Here’s to substitutes. It’s not easy stepping in when the regular guy’s not there, you know. And we’re not just talking about the Mr. Augenblicks of the world, who jumped from third-grade arithmetic one day to fourth-grade geography the next, oblivious to back-of-the-room cutups.
As any elementary school principal — or any maître d’hôtel or news director or theater owner — will tell you, many substitutes are called, but few choose substituting as a life’s work. Tom Santopietro, 56, has. He has made a near-career on Broadway, not as an understudy, but as a substitute for house managers and company managers.
“Even in the crazy world of the theater,” he said, “what I’m doing is unusual.”
He hit upon being a full-time substitute after a yearlong hiatus in 1999. He had been a company manager for shows like “Noises Off” and “The Iceman Cometh.” But he realized that he no longer wanted to be tied to any one production or theater.

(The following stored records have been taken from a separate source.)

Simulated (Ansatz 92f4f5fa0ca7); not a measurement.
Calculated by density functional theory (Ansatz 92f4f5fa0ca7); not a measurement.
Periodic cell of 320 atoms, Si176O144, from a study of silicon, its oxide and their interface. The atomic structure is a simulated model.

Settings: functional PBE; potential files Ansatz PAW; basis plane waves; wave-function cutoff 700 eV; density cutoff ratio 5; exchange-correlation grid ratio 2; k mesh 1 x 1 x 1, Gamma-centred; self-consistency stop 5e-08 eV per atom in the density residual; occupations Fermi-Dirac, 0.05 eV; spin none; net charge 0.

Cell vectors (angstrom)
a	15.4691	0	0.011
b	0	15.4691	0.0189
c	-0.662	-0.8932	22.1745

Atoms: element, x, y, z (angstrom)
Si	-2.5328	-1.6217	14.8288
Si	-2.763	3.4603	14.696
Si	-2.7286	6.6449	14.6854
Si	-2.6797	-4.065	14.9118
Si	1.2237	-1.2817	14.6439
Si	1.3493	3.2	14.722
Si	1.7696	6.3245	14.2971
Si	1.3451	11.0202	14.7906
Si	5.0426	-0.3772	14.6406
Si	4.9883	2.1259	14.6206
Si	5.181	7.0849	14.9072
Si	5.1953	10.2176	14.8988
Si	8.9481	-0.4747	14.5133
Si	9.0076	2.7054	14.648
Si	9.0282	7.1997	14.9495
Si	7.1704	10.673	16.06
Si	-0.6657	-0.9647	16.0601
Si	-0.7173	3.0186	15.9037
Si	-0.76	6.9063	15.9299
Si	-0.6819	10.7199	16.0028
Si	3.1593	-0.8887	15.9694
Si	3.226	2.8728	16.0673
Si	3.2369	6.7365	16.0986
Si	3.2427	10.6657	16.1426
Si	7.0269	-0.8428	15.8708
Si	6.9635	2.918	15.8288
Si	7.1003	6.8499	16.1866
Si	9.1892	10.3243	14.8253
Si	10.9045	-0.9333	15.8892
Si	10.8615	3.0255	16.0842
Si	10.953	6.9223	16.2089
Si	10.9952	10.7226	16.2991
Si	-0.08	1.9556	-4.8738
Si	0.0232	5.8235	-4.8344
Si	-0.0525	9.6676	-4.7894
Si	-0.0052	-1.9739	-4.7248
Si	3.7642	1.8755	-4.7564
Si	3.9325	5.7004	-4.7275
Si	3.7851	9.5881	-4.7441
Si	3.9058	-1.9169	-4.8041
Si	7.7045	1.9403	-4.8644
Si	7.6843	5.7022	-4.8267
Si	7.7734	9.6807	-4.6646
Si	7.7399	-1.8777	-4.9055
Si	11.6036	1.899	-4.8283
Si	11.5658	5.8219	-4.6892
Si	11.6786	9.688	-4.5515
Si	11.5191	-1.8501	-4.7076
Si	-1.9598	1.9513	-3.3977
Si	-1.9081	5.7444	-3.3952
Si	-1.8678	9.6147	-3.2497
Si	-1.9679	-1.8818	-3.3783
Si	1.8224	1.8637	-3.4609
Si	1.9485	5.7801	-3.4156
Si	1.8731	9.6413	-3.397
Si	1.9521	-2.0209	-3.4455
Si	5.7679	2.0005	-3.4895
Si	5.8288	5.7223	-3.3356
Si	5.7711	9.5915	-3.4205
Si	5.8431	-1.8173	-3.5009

So now, if he is filling in for a house manager, he is dealing with the public, and he has to master the payroll system for everyone from the ushers to the stagehands who work for the theater. If he is filling in for a company manager, he is dealing with the actors, and among many other tasks, he has to figure out a completely different payroll system.
“It is like running after a train that has already started, and you’re trying to jump onboard,” he said. “The first few days are always a little harrowing because you just inevitably don’t know everything on the show.”
“My job as a substitute,” he added, “is to slip in and allow the show to chug along the way it does eight times a week.”
As a company manager, he is usually on for at least a week, often to cover the full-time company manager’s vacation. As a house manager, he can be hired for a night here and a night there. He has had weeks in which he has worked at five different theaters.
That explains the night a couple of seasons back when he went to the stage door at the Imperial, where “Billy Elliot” was playing.
“The doorman said, ‘Nice to see you, but why are you here?’ ” Mr. Santopietro recalled. “I said, ‘I’m working here.’ He said, ‘No, you’re not, Joe is here.’ I realized I was supposed to be next door at ‘In the Heights.’ ”
At least he does not have to worry about forgetting the 11 o’clock number.
“I did have to break up a fistfight,” he said. “Brian Stokes Mitchell was onstage singing ‘The Impossible Dream.’ The thing that saved us was it was in the last two rows of the orchestra, so it was literally as far from the stage as it could get. After that show the stage manager said to me, ‘Was something going on out there?’ I said, ‘Oh, nothing much. The police came.’ ”
ANOTHER night, a woman asked about the elevator to the mezzanine. He explained there wasn’t one. “She poked me in the chest and said, ‘You carry me upstairs to my seat right now,’ ” he recalled. “She just didn’t feel like walking up the stairs.” He did not sweep her off her feet.
If that was a low, three weeks as company manager on “Blithe Spirit,” starring Angela Lansbury, was a high.
“When I was a little boy and my parents were introducing me to theater, the thing that really got me was they took me to see ‘Mame’ with Angela Lansbury,” he said. “And there I was, 40 years later, managing a show with Angela Lansbury. One night I had this great discussion with her about ‘The Manchurian Candidate.’ She talked about the fact that they knew when they were making it that they were on to something special.”
Most of all, substituting freed him to be busy. He has written three books and is about to hand in a fourth. He also reviews other authors’ books for Barnes & Noble’s Web site and interviews celebrity authors. And he does a cabaret tribute act based on his book about Frank Sinatra with the pianist Tony DeSare, as well as a show about his Doris Day book with Billy Stritch, who sings the songs.
Maybe someday he will go out there and come back a star — it happened to Leonard Bernstein and Lang Lang, not to mention that girl in “42nd Street.” But most substitutes only get to welcome the regular guy back, step aside and go on — to another theater, another class, another newspaper article. When the regular guy comes back. Whenever that is.